Monday, May 21, 2007


V-twins: Preferential treatment has always made them a winning design

Obligatory preface: I am, always have been, and always will be a fan of any well-tuned, hi-performance, v-twin sportbike. Just the sound alone of a Ducati 998 or RC51 makes me want to go out and buy one. Furthermore, I can certainly understand why the average street rider would fall in love with all that bottom-end grunt and gobs of torque -- it's arguably a perfect design and tuning configuration for life on the street.

Now then, with that said, let's move on to the primary theme of this article: I am continually flabbergasted at the repeated historical instances of preferential treatment the v-twin has been given by various sanctioning bodies the world over. During the 1990s in both the AMA and WSB, twins were allowed an extra 250cc over their 4-cylinder competition in an effort to keep them competitive. It worked too well, as you may recall. That era of World Superbike is often remembered as 'The Ducati Cup' by those of us who saw the v-twin race bike for what it was -- unfairly advantaged. Things were similar in America, too, where in the early aughts, a young Nicky Hayden had the oomph of his HRC RC51 to partially thank for his AMA Superbike championship, a season which springbarded him into MotoGP, where he incidentally celebrated his first world championship last year.
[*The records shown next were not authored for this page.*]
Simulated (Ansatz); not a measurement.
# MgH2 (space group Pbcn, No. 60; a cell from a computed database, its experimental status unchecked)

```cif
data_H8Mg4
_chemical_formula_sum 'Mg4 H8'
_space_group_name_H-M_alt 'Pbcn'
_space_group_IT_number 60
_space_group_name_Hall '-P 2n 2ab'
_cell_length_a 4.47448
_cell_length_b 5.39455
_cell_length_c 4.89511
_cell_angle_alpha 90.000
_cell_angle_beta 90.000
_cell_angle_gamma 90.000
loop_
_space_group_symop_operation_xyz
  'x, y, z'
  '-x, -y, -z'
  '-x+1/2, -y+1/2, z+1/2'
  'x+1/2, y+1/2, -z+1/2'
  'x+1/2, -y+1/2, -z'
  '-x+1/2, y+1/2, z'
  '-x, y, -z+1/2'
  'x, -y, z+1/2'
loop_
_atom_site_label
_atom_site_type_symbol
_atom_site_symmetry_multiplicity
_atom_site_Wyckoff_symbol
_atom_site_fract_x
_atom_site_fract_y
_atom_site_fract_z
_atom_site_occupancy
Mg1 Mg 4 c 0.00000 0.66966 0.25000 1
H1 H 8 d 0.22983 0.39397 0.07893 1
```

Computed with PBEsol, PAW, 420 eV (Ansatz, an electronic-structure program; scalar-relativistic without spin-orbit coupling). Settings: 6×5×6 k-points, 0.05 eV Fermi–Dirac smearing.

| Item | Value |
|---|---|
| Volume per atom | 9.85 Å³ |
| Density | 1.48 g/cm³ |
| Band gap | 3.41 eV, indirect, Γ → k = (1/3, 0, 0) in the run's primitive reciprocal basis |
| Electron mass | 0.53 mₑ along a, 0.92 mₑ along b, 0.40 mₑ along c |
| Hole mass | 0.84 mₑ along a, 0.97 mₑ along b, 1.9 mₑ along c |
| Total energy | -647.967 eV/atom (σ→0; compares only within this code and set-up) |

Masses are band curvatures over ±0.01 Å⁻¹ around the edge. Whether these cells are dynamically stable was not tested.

Even the NHRA jumped on the let's-pamper-the-twin-with-preferential-treatment bandwagon for a while. Arguably still, even. And if you don't think the unfair advantage given the two-cylinder platform made a difference in the series, you might ask NHRA Pro Stock Motorcycle champ Andrew Hines how he likes his V-Rod dragbike. My guess is he thinks it's a peach.

But in recent seasons, things have been relatively well. All superbikes are allowed the same displacement, and with the help of some minor tuning advantages for the twin, competition has improved. The parity doesn't seem to've hurt the likes of Ducati in particular. In reference, I call your attention to the great Troy Bayliss and his dominaion of the WSB series last year.

But now, history may be on the verge of repeating itself, as Ducati has petitioned to be allowed yet another displacement advantage to the v-twin racing platform. This in an effort to acquire permission for racing the latest version of Ducati's production superbike, the 1098. Here we go again.


In any case, displacement parity should be the order of the day, and if the antiquated concept that is the v-twin motorcycle engine can't hang competitionwise, then let's remove it from the grid. There's a reason nobody races singles in Superbike. Perhaps it's time that same logic was applied to two-cylinder bikes.